That's how the new Hungarian government, still not in office, is behaving. It is throwing its weight around at home and abroad. Parliament met three days this week and each day passed important pieces of legislation without serious debate or even enough time for the members to think the proposals through. But why slow the revolutionary engine down? Reflection or debate would have been useless. In the final analysis the numerous legislative proposals submitted by Fidesz parliamentary members would have been accepted without the slightest change. Pardon me, I have to correct myself: the two-thirds majority accepted two changes. Both were simple grammatical corrections because these bills were thrown together in such a hurry that there were sentences that made not the slightest sense.
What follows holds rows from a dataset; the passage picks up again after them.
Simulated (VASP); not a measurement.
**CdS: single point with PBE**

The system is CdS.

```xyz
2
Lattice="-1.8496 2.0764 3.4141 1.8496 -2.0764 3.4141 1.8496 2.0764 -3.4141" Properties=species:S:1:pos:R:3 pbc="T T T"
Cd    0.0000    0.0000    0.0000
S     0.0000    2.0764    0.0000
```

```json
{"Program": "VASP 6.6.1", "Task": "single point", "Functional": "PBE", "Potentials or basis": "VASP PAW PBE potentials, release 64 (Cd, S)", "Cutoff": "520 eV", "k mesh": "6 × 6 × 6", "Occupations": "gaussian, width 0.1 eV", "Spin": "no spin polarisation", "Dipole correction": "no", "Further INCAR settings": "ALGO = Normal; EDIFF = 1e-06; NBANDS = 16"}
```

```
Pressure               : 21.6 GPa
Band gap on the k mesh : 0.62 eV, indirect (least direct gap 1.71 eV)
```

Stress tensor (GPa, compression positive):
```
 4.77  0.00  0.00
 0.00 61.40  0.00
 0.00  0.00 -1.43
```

Just as the governing party is pushing through legislation without the slightest regard for the opposition, it is behaving the same way in foreign affairs. Viktor Orbán and his foreign minister, János Martonyi, are acting like masters of the universe. In diplomacy it is not customary to send the kind of message to the prime minister of another country that Viktor Orbán sent to Robert Fico. The incoming Hungarian prime minister turned down Fico's suggestion for the establishment of a Slovak-Hungarian joint committee to discuss dual citizenship for Hungarians living in Slovakia, the immediate introduction of which is contemplated by Budapest. But how did he turn it down? Not exactly in the language of diplomacy. Orbán's message included such sentences as "we will not be playmates in an election campaign of a foreign country." He added that "we don't respond to any provocative statements coming from Robert Fico."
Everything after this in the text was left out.